Published on 17/03/2026 09:02 PM
A day after securing board approval to raise ₹20,000 crore via infrastructure bonds, Union Bank of India announced its plans to issue the first ₹7,500 crore tranche of 10-year bonds on Friday, three merchant bankers told Mint.
The issue will have a base size of ₹3,000 crore and a greenshoe option of ₹4,500 crore. The bonds are rated AAA by Care Ratings.
On 13 February, Mint reported that state-run lenders are preparing to tap the debt market through infrastructure bonds in March.
Banks and financial institutions raise funds through infrastructure bonds to finance their long-term infrastructure projects. These bonds have a minimum maturity of seven years and are eligible for certain regulatory exemptions, such as the statutory liquidity ratio and cash reserve ratio requirements. Affordable housing loans also qualify for lending against infrastructure bonds.
The committee of Directors for fund raising (non-capital) approved the issuance of long-term bonds amounting up to ₹20,000 crore in one or more tranches to finance infrastructure and affordable housing as per the board-approved plan, Union Bank of India said in a regulatory filing on Monday.
The bank's decision to raise funds through infra bonds followed Bank of Baroda's successful 27 February issuance of seven-year green infra bonds for ₹10,000 crore at 7.10%, raising hopes that other lenders could also tap the debt market.
So far in 2025-26, only three banks—Bank of India, Bank of Baroda, and Axis Bank—have tapped infrastructure bonds, raising a total of ₹25,000 crore, as against ₹94,488 crore raised by 11 lenders a year ago, according to ratings firm Icra Ltd.

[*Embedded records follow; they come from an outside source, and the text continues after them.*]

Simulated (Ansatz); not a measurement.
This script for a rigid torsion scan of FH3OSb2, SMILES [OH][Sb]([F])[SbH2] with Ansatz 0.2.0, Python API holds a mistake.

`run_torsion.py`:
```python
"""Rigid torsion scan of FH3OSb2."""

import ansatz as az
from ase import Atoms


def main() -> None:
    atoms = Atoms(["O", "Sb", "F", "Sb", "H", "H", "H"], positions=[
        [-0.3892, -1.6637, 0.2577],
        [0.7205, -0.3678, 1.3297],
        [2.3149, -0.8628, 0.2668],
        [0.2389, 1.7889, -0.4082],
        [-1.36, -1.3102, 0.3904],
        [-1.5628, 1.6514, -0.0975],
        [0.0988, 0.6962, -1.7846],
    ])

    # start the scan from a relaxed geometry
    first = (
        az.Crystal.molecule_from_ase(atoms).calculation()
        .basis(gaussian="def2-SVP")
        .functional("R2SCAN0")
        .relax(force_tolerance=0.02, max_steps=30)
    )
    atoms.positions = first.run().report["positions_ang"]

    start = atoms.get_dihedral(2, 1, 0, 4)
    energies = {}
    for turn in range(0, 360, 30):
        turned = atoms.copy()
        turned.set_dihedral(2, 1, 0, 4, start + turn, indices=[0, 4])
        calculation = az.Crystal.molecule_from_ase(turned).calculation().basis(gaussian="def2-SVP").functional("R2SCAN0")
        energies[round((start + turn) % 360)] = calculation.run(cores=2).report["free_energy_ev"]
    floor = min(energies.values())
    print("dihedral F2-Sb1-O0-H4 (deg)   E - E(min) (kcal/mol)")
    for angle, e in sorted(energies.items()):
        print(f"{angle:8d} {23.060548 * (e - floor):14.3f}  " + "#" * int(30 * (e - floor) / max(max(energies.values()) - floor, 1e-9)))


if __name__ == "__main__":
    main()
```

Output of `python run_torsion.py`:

Mint's emailed queries sent to Union Bank of India remained unanswered.
Infrastructure bonds' comeback underscores funding pressures: As deposit growth lags credit growth, banks are seeking long-term, regulation-efficient funding even as elevated corporate bond yields have made such issuances costly.
Since the beginning of the month, interest rates on three-month certificates of deposits (CDs), issued by scheduled commercial banks and select all-India financial institutions (AIFIs), have risen by 25-50 basis points (bps) to 7.30-7.80% as of 13 March, while one-year CD rates have increased by about 25bps to 7.15%, according to data from Derivium Tradition Securities India Pvt. Ltd.
Yield on the 10-year benchmark government bond ended at 6.71% on Tuesday, up by 13bps since the start of 2026.
Rates on CDs and longer-tenor corporate bond yields remain elevated despite the Reserve Bank of India injecting ₹1 trillion into the banking system through two tranches of open-market operations, making infrastructure bond issuances expensive at current levels, though they remain among the most efficient funding tools for banks, according to treasury officials.